However, the agency stacks the deck in its analysis by comparing the on-going excessive road density and problems associated with it such as chronic sedimentation into streams, with an alternative that closes some roads, but calls for significant logging as the “price” for road decommissioning. As a result it can suggest that logging “improves” the landscape over the current situation.
There is, unfortunately, no alternative that compares the no action or current condition with an alternative that closes roads, and only proposes thinning in the immediate vicinity of Seeley Lake, along with modification of homes to reduce flammability such as requirement for metal roofs. Such an alternative would clearly be more cost effective, better for the land, and more effective in reducing fire risk than the Forest Service’s current proposal.

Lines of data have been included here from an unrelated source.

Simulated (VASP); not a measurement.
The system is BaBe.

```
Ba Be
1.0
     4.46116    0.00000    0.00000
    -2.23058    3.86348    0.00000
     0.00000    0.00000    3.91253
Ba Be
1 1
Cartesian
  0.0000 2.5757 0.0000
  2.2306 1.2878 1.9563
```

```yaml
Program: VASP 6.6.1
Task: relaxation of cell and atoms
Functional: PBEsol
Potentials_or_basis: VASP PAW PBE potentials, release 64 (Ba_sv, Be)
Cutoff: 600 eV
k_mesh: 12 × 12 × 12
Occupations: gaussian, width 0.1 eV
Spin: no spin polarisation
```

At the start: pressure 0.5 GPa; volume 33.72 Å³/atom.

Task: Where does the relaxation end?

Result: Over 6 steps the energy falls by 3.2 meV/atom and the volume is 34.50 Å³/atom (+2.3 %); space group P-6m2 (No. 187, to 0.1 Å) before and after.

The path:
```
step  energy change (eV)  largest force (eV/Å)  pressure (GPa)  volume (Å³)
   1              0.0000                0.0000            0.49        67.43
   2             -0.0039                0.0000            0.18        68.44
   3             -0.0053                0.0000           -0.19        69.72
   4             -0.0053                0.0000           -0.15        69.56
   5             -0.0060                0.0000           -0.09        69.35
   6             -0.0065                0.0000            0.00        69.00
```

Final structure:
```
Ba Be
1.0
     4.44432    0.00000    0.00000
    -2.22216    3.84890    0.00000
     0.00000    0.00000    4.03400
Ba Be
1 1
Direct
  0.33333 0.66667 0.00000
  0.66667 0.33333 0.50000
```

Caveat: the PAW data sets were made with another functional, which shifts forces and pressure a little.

Advocating for logging so you can close the very roads created by the logging sale and even if you close a few other miles of roads is a bit like building a couple of new dams and then putting in fish ladders to improve fish migration. Sure fish ladders is an improvement, but one doesn’t have to build dams as a justification to marginally improve fish movements. Neither does one need to log the forest to justify removal of the very roads used to log the forest.
If road closure is good for wildlife, they should be closed regardless of whether there is a timber sale in the area, not use the road closures as an excuse to justify logging.
LOGGING HERE, THERE, EVERYWHERE
Part of the objections made by the groups suing the Forest Service is the fact that the Colt Summit timber sale occupies the last remaining strip of unlogged forest connecting the Swan Range to the Mission Range in the entire Seeley Swan corridor. As a result it is important for the movement of wildlife like the grizzly and lynx from one mountain range to the other.
If you go to Google Earth and put in Seeley Lake Montana then move northward following the Highway 83 corridor you will see from space what is not visible to causal observation—a highly fragmented and ravaged valley. Here’s a link to a short video showing the sale area and the surrounding butchered landscape.
Look west of Seeley Lake and Lake Inez on Google Earth and you will see miles of clearcuts and logging. Same pattern for the land east of these lakes all the way to the foothills of the Swan Range. Continue north past Lake Inez and Rainy Lake and you will come to the circular pond known as Summit Lake among unlogged forests that lie on the watershed divide between the Clearwater River flowing south and the Swan drainage flowing north. Immediately north of the watershed divide you will see many more clearcuts on the Flathead National Forest—all the way to Swan Lake. I’ve seen a lot of butchered landscapes in Oregon and Washington, but the Seeley Swan Valley gives either of those states a run for the prize as most abused and degraded landscapes.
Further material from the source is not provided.